At the beginning of director Arnaud Desplechin’s 1996 international breakthrough “My Sex Life… or How I Got into an Argument,” a narrator tells us that Paul, played by a young Mathieu Amalric, and Esther, a young Emmanuelle Devos, have “been together for 10 years, and for 10 years, they have not been getting along.” Knowing about the messy dissolution of their relationship, and about everything else that happens in the film, informs the experience of Desplechin’s new prequel, the award-winning “My Golden Days.”
Still, you don’t need to see “My Sex Life” to enjoy “My Golden Days,” which is wonderful by merit for several reasons, including young stars Quentin Dolmaire as Paul Dédalus and Lou Roy-Lecollinet as Esther. They are a decade younger than Amalric and Devos were when they starred in the first film, and both are at the beginning of their own very promising careers. If their work over the next 30 years follows paths as interesting Amalric’s and Devos’s, it will be a great boost to French films.
“My Golden Days” begins with a middle-aged Paul, again played by Amalric, forced into reflection through a fairly contrived narrative device: an airport immigration interview related to a discrepancy with his passport. It seems that there is another Paul Dédalus, exactly his age and from his home town, roaming around the world, with his passport. Paul knows why there is a second Dédalus, but this is a tale that will take a bit of framing (French dramas always do), so we settle in with Paul and his interrogators for a story during which we experience a series of flashbacks to a period before the events of “My Sex Life.”

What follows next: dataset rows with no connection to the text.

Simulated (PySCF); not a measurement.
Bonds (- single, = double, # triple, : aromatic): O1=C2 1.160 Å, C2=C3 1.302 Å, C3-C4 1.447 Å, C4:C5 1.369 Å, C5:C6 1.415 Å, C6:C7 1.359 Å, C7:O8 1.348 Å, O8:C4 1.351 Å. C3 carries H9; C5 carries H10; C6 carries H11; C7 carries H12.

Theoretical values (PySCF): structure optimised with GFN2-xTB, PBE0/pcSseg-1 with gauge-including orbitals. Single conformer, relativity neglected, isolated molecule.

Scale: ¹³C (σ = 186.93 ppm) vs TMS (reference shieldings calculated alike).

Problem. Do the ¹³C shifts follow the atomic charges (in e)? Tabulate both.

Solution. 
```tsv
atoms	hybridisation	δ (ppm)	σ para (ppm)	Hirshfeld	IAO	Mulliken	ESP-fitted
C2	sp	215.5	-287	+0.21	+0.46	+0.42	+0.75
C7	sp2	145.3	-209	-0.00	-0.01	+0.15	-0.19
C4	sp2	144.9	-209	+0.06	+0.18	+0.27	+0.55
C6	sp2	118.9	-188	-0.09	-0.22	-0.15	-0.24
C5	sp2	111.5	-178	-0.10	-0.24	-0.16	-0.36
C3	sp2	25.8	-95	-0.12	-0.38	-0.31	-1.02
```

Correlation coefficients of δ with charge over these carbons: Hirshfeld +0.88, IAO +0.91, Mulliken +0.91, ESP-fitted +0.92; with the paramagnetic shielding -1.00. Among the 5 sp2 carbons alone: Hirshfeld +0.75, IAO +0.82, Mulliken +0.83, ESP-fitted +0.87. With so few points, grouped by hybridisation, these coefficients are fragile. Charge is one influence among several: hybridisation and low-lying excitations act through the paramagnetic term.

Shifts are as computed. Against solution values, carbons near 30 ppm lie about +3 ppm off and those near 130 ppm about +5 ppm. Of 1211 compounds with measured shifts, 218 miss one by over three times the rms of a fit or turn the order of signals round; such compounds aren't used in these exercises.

While all these cinematic machinations are clever, they are not the point of this movie. “My Golden Days” is about regret and yearning for a time and a self that have past, never to return. It’s about trying to reconcile the decisions of yesteryear with the holes in our lives today. Paul has his own holes, some left by his mother; broadly referenced in “My Sex Life,” those issues are revealed in detail here. And there’s the hole left by Esther, who broke up with him 20 years ago, in that other movie. But now we understand that breakup better, at least from Paul’s point of view, by watching this movie.
“My Golden Days” is lovely and thoughtful, yet it has elements of a thriller, too. Before meeting Esther, young Paul takes a school trip to Soviet Russia in the early 1980s, when Russian Jewish Refuseniks were at issue. The young Paul is asked to take on a daring task that involves helping a young Jewish man get out of the Soviet Union. This sequence has all the tension of a John le Carré adaptation, and it explains that other Paul Dédalus hopping the globe. (Framing is everything in French films.)
We also spend a bit of time with the very young Paul (Antoine Bui), his sister Delphine (Ivy Dodds) and his younger brother Ivan (Timon Michel). Paul must protect his siblings from their insane mother, and often has to threaten her with a knife to keep her from hurting them. Overwhelmed, he goes to live with his elderly lesbian aunt and her lover, where he begins to understand the greater world. But, for the most part, we are with the adolescent Paul after he meets Esther, beginning the decade-long relationship we already know will end, with regrets that the older Paul expresses during his interrogation.
Even though “My Sex Life” does inform “My Golden Days,” the new film isn’t really a prequel. In interviews, Desplechin has said that he did not ask his young actors, both making their film debuts, to see the original film, and as far as he knows they never have. In any case, “My Golden Days” is classic post-French New Wave filmmaking from one of the best of the era, alongside Benoit Jacquot and Catherine Breillat, among others.
One of the director’s crowning touches is his mix of a dramatic score from Grégoire Hetzel and Mike Kourtzer (along with a touch of Stravinsky) with contemporary pop music from the era, including everything from Ska and De La Soul to the Specials. Those musical choices, blended with the ever-so-slightly overly dramatic performances from its wonderful young actors, makes “My Golden Days” incredibly French. Which is great if, like me, you’re a vive-le-Nouvelle-Vague kind of film fan.